In the previous post I discussed changes I’m considering in how I handle very high trailing growth rates in figuring 1YPEG’s and wrote that It wouldn’t have affected some of our stocks that have recently come off their highs, such as SKX, SWKS, AMBA, BOFI, or INFN, who would all still have had low 1YPEG’s. I said I’d discuss my thoughts about them in the next post. Here it is:
I think that those stocks were each affected by a different factor entirely:
I feel the largest, and major, factor (one that affected them all), was the market correction that started in August. When the market is going up even major problems in a growing stock are excused and ignored, but when the market is going down, the most minor problems are exaggerated, and others are imagined, even if they aren’t really there.
All of these stocks had had big gains, and in the market correction, stocks that had gone up a lot were knocked down, whether they had merited the advance or not. In fact, just about EVERY stock I look at: ones I am holding, ones I sold, ones I thought of buying but didn’t, they are all down from their highs. That’s what happens in a correction.

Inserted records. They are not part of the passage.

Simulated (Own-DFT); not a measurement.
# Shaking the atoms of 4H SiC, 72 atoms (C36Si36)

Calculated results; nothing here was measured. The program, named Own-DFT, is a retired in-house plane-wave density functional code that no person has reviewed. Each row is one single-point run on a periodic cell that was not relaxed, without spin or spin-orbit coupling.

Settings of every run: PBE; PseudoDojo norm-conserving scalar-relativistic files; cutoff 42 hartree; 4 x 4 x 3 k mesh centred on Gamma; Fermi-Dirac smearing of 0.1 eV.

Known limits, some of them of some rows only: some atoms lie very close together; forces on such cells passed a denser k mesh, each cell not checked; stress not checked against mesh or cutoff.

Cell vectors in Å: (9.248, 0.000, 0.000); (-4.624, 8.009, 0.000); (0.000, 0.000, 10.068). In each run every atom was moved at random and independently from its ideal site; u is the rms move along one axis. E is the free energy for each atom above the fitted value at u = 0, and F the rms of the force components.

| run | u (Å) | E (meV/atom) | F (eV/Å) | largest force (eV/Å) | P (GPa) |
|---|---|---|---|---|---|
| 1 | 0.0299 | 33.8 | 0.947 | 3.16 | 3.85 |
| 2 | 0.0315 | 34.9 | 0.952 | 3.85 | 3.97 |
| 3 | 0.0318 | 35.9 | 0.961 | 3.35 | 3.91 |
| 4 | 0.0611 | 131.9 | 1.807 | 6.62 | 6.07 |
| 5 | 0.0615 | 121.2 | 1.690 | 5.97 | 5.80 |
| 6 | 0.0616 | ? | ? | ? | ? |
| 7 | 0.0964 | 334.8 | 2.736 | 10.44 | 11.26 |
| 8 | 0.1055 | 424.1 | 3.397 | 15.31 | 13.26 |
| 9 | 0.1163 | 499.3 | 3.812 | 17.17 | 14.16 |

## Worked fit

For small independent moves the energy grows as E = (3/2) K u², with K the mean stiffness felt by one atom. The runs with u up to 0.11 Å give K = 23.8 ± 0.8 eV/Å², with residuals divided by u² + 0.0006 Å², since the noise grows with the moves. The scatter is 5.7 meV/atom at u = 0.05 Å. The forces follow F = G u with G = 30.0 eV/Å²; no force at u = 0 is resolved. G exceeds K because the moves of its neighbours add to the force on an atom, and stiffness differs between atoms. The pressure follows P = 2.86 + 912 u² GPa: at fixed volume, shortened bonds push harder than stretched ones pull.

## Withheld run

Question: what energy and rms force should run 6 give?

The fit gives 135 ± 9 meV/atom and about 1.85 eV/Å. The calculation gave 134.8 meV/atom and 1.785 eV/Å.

SKX (my opinion here) was also affected by the memory of their tone-up debacle in the past. People may also think of Skechers as a fashion item and therefore one that may go out of style, which means that they don’t know anything about the company. What sells Skecher shoes is not fashion, it’s comfort. But especially, I like a suggestion that Neil made, that someone must have not updated their computer for the 3:1 stock split which immediately preceded the earnings announcement, and the computer thought that earnings were only a third of what they were and sent out wild sell signals. (That’s the only rational explanation for a 30% drop in price in response to all-time record revenue, up 27% year over year, earnings up 30%, etc - a 10% drop, okay, but a 30% drop in a stock which was only at a PE of 30 or so? A computer not being updated, while an off-the-wall explanation, makes more sense in trying to explain something which seems entirely irrational).
SWKS - As one of the analysts wrote: “People just don’t get this company yet. They still think of SWKS as an ‘Apple supplier’ who may lose their business overnight”. At their high of $112 they were only at a PE of about 23. Their PE is now 17 and their trailing rate of growth is over 70%.
AMBA has fallen because of worries that they are too dependent on GoPro and that GoPro will flare out (last quarter GoPro’s revenues were up 70%, so not quite flaring out. We’ll see). Another possibly valid worry is that good-enough-and-cheaper chips will cut their margins.
BOFI fell for it’s own reasons that have been well discussed.
INFN fell because (like SWKS) it’s lumped in with others in its group, and when others go down (even if it’s because INFN is taking their market share), it’s a signal to sell INFN too. For a comical example of this, the other day an analyst sent out a report about a competitor of SEDG, saying that SEDG was clobbering it, and saying that the competitor was a sell. The competitor sold off 15%, and SEDG sold down a few percent in sympathy, because some people saw the competitor selling off and figured there must be some problem with the sector.
I believe that a lot of the big mutual funds, ETFs, and hedge funds, are managing so much money that they have to follow enormous numbers of individual stocks, and that the companies become just stock symbols to them (“Oh, yes, this one, this one, and this one, are in that sector, and those five are in this other sector, etc”). They can’t possibly read all the reports, listen to all the conference calls, and have the information and understanding about the individual companies that we do. That doesn’t mean we’ll always be right, but we do have a big advantage in terms of seeing the company as an individual and not just a stock symbol in a sector.